Horns seem to me to be a solution in search of a problem. And for home audio, maybe all the "problems" can be solved better in other ways. Two exceptions are: (1) a bass horn which seems to me a natural home for horns (did I say it had to be feasible?) and (2) control of directionality (but these days, directional control is taking second place to robust ambience) .

Ben
 
The abrupt change in profile creates diffraction. The purpose of this is to get a wide coverage angle at high frequencies. A constant coverage angle is a requirement in sound reinforcement applications.

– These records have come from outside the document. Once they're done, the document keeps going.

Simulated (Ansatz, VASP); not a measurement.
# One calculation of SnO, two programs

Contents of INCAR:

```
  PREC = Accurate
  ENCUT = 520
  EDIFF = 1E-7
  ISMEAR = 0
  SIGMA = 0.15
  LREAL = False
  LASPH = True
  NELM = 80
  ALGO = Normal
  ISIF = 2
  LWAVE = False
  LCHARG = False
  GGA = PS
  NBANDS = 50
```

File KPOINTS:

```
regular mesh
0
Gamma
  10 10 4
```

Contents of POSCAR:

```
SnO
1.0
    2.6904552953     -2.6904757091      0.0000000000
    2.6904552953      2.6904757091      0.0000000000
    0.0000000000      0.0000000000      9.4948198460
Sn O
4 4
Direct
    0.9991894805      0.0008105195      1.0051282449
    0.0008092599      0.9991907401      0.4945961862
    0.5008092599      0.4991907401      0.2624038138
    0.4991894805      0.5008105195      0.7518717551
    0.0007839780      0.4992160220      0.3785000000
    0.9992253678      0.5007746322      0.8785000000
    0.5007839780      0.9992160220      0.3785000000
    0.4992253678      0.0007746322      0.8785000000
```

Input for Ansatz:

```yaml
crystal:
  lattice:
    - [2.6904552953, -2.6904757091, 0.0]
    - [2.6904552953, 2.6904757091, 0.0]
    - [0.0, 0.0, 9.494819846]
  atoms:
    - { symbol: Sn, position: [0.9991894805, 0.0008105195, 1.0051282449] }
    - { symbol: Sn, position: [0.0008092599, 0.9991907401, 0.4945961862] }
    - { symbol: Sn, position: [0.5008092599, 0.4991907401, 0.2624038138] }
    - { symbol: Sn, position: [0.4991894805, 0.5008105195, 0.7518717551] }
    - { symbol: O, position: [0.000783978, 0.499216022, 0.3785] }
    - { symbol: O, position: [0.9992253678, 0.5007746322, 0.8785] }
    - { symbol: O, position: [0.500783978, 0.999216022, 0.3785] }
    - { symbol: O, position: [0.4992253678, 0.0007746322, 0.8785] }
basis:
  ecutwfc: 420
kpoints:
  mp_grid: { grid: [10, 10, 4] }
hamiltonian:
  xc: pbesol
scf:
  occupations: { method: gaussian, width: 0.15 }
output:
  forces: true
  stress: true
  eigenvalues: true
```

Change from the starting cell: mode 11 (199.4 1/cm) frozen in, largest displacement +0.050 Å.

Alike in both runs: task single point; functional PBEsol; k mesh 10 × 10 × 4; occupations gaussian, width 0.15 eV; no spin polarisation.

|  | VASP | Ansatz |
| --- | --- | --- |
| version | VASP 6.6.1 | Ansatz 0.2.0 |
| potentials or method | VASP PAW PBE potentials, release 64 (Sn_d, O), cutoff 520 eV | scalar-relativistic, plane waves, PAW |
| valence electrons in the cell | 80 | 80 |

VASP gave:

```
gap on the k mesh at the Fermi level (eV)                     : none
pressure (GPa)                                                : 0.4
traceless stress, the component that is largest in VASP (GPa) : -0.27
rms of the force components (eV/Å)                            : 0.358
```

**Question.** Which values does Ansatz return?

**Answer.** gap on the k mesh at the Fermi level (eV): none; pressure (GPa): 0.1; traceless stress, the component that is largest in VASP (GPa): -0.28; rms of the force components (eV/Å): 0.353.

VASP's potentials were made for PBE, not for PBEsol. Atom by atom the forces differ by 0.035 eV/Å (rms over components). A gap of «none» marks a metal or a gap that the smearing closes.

For home or studio applications this is not the case. The direct response of the speaker should be flat on the listening axis (with a 15° toe-in, thus at 15°), but the total response (including all reverberations) should be flat from 160 Hz to 1 kHz and then drop above 2.5 kHz at a rate of -1 to -2.5 dB/octave. The corner frequency can be anywhere between 1 and 2.5 kHz and a linear fit of the drop-off of the total response should result in a -6 to -10 dB crossing at 20 kHz. The majority of loudspeakers that sound neutral fulfill this requirement (LS3/5, LS50, Revel ...).
This is achieved in a standard sized living room when a horn is used with a hypex expansion rate (T: 0.5 - 1, includes elliptic expansion rate) and an expansion rate cut-off of 350 - 450 Hz. The AH-425 fulfills these requirements. I would not consider the Azurahorn expensive (without shipping costs), but in Europe alternatives such as the JMLC-400 or a Jabo KH-53 A can be bought at a lower cost.
For a non-axisymmetric horn that has a larger width than height, a lower expansion rate cut-off should be chosen: e.g. 300 Hz for the Iwata type.

Most sound reinforcements horns will sound colored when used in a normal room (vs. in a large venue). But the Faital Pro LTH-142 might be worth a try.